Before running the Python scripts, install the required Python packages. Run the following command in your terminal:

pip install azure-identity azure-mgmt-network azure-mgmt-resource azure-mgmt-storage azure-mgmt-compute azure-storage-blob pandas python-dotenv

Environment Variables:

This project uses a .env file to manage sensitive information like Azure credentials, resource group names, and other variables.

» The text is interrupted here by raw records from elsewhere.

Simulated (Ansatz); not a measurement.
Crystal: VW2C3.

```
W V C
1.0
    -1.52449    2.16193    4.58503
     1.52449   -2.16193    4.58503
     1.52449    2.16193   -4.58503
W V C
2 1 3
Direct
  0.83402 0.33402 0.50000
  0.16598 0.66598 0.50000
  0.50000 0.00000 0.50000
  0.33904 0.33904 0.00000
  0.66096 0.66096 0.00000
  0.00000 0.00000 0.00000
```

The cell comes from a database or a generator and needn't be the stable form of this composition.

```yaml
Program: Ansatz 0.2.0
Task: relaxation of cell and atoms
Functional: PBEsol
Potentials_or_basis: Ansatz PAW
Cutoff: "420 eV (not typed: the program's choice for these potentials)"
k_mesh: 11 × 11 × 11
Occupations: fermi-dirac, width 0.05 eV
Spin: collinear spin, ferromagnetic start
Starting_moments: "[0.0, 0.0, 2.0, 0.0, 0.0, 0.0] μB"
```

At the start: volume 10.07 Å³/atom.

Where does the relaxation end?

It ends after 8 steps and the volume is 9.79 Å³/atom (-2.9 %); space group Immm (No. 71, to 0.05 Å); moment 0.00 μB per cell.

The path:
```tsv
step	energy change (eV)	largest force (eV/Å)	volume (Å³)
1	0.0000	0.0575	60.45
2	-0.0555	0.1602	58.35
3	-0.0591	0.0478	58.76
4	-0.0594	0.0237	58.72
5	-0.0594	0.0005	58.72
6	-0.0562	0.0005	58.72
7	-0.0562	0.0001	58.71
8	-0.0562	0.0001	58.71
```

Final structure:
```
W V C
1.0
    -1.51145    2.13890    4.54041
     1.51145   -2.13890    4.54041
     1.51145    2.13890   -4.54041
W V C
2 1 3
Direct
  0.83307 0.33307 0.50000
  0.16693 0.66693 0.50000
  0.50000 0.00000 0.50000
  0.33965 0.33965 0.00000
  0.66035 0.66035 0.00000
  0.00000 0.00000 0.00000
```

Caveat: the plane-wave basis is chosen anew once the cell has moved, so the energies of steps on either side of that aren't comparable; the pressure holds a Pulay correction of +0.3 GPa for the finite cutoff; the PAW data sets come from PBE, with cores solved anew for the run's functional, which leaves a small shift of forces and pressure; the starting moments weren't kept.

Update the .env file with the appropriate values. Replace the following placeholders with actual values:

SUBSCRIPTION_ID=my_subscription_id
RESOURCE_GROUP_NAME=my_resource_group_name
VM_USERNAME=my_vm_username
VM_PASSWORD=my_vm_password
ACCOUNT_URL=my_account_url
STORAGE_ACCOUNT_NAME=my_storage_account_name
VNET_NAME=VNet-Wenkui
LOCATION=westeurope
NSG_NAME=NSG-Wenkui
SUBNET_NAME=Subnet-Wenkui
PUBLIC_IP_NAME=PublicIP-Wenkui
NIC_NAME=NIC-Wenkui
VM_NAME=VM-Wenkui
RAW_CONTAINER_NAME=raw
BLOB_NAME=tourism_dataset.csv
LOCAL_FILE_PATH=./tourism_dataset.csv
USER_CONTAINER_NAME=wenkui-tian
RESULT_FILE_NAME=Wenkui-Tian.csv
DIRECTORY_NAME=Wenkui-Tian

Steps to Execute

Step 1: Deploy a Virtual Machine (VM)

To deploy the virtual machine and set up networking, run the Part2.py script. This script automates the creation of the VM, network interfaces, and storage resources.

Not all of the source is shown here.